Lab 17 — Metrics Collector (Counter / Gauge / Histogram)

Goal

Implement a thread-safe in-process metrics registry that supports the three canonical metric types — counter, gauge, histogram — with bounded memory, label support, and an export format suitable for Prometheus scraping. After this lab you should be able to write the registry from a blank screen in <25 minutes and articulate the difference between summary and histogram in <60 seconds.

Background Concepts

The four metric types in the Prometheus / OpenMetrics ecosystem are counter (monotonic non-decreasing total — requests, errors, bytes), gauge (a current value — queue depth, active connections, memory in use), histogram (a count of observations bucketed by upper bound, used to compute quantiles server-side), and summary (client-side quantiles, harder to aggregate). The first three cover ~95% of production needs. Counters answer “how many?”, gauges answer “how much right now?”, histograms answer “what’s the distribution and the p99?”.

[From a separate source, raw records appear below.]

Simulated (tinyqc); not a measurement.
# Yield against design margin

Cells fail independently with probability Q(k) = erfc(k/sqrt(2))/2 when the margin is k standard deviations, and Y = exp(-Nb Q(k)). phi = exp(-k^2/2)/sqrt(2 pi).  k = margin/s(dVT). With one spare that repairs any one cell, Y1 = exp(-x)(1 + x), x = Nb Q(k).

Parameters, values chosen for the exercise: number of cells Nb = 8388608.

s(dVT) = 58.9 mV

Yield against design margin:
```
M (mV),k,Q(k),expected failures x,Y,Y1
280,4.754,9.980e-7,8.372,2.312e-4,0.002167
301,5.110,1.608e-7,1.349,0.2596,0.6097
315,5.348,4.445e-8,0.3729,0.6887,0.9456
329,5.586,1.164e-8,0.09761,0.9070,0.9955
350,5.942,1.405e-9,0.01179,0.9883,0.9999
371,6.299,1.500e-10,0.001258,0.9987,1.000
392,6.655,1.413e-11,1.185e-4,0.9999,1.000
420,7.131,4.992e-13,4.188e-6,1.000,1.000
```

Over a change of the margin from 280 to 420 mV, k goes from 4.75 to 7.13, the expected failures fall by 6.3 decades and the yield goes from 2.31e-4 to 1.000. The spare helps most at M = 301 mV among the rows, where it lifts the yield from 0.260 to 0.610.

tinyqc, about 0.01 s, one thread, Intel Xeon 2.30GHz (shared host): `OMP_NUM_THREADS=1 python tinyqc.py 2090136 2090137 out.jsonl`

A metric is identified by (name, label_set). The same name with different labels (e.g., http_requests_total{method="GET"} vs http_requests_total{method="POST"}) is a different time series. The number of label combinations is the metric’s cardinality. Unbounded cardinality (e.g., a label per user_id) is the most common production memory leak in metric systems — protect against it.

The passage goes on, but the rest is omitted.